Are you ready to enter into a new mind-space or state of mind? Here comes the phenomenology you have been eagerly anticipating.
The question was posed and rightly put in earlier writings in this series: Is it possible to think more than one thought at any one moment in time or in any instant of reality? It was decided, after a thorough exploration of the subject that it would be impossible for two thoughts to occur at the same moment in the same brain. Is this correct? Let us postulate that one is always thinking many thoughts, albeit on different levels of consciousness. But it is more than this and greater than that.
While one may actively processing a thought in one’s brain, other parts of the brain are functioning to ensure that one’s heart is beating and that blood is circulating and other areas of the brain are focused on the constant processes of the nervous system. Electrical impulses are constantly being sent from the brain through nerves to maintain cellular life. We will agree that it is certainly possible and in fact likely that at all times there are numerous thought processes continuously at work in any properly functioning brain.
Let us venture further into exploration of simultaneous occurrences. Is it possible for more than one event to happen at the same instant to the same person? While there may certainly be components of events that play out within a event setting and which are experienced by a person, only one event make take place at once to any one person in any instant in reality. We would not consider that a person could eat steak at their favorite restaurant in one part of the world and simultaneously be eating ice cream in another location. This would be an illogical assumption that would border on madness – not to mention the impossibility of such a situation from the realm of physics.
If any two events happened to the same person in two separate locations would this process not cause a paradigm shift of reality as we know it be? Moreover, a person cannot be said to exist in more than one moment in time. One may not be living in a future yet to be created or a past that has already existed. One must therefore, be only living in one’s mind and in reality in the current time, currently observable space and experiencing events that evidently present.

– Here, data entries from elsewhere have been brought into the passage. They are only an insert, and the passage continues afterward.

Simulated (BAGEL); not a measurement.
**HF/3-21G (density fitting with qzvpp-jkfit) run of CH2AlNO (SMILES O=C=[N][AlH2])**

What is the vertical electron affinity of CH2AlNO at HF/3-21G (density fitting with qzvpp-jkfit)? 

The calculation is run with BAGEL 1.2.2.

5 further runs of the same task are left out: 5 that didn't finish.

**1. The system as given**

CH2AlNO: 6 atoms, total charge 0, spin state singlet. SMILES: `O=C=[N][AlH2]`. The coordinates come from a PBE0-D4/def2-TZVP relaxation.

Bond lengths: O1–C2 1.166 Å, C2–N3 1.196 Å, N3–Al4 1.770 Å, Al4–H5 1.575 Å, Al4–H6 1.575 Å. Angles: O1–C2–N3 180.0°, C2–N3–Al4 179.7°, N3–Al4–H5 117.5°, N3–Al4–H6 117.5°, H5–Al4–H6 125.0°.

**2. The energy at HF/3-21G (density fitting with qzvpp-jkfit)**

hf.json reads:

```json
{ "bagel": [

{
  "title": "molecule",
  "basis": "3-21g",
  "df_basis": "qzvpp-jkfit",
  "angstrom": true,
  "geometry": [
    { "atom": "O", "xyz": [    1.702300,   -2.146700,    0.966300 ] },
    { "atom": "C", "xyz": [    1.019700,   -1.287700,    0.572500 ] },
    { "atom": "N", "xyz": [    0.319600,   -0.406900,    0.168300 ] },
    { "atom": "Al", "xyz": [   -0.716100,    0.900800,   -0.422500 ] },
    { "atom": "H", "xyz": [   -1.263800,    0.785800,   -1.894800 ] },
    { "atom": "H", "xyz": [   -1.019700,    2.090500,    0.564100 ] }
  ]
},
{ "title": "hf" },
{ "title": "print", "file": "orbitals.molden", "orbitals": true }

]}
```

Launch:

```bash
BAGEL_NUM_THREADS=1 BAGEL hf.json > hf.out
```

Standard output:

These claims do not purport to ignore mental illnesses; including depression or personality disorders, which may overcome one’s mind and one’s sense of self. One could reminisce, review the past and even live there in one’s thoughts. But is this a correct postulation? No. It is absurd and impossible. If one is physically present in the current time in the history or reality on the set day on the calendar that is before oneself, which is properly reflective of the right date, then one cannot in anyway be anywhere else in time or space. If one is imaging that one is able to live in a prior moment, then one is fooling oneself and not actually reliving or recalling that moment to one’s conscious awareness. Rather one is conjuring up in one’s mind a false construct of the past based on one’s current mindset, all the while incorporating into images and perspectives that are not real or true.
If one is here and now, then one cannot be there and then. Is this claim correct? Where is there and then? That’s right it does not exist anymore, if it ever really did as one remembers it to have been. Unless one took a picture or captured on video a scene or series of scenes, then solely from one’s memory one cannot know something to really have been as one now imagines it to be in the current reality of history.
It may seem that one’s recollection is accurate, even as one compares notes with someone else and reminisces about the joint experiences of the past. This recollection is a process of re-collecting thoughts that are bound up and connected with other emotions, experiences feelings and thoughts. When one reorders all of these components to seemingly recreate a memory, one is really recreating a history that likely never existed and is instead a conjuring of one’s imagination. There may be some accuracy when seeming to remember an event or experience, but the recollection process incorporates so many subcomponents that one not be sure that the thought is really a memory.
Could we not postulate that each time one seems to remember something that one is also altering the memory of it? Each time one recalls the thought it is somehow different. Components of the scene vary to increasing degrees and levels as one strives to focus the memory. To solidify this final part of the dialogue let us surmise by saying that any two people will not recall the exact same experience the same way and will not recollect the same details of the event. What is the reason for the certain discrepancy of each person’s seemingly clear memory? It may be like we considered earlier in this discussion – which feelings and emotions about the event will vary from person to person, therefore so will the recollection of the history or reality, which we term as memory.
To function at the maximum of your capacity, while utilizing the fullest of your capabilities to your ultimate potential, you need to think in the now and be present in the time wherein you believe you currently exist. By thinking in the moment of now you will be able to live in the now and likewise act in the present. You are surely where your minds-eye is focused. Project it into the future and slide forth from the current into the reality of the future you want to create. If you can imagine your future goals, then perhaps your brain will fill in the gaps of the specifics to ensure you are able to achieve what you believe you already have accomplished. Perhaps it is just a matter of seeing what you know yourself to be and believing that you will become who know you are in a reality that in constantly be created.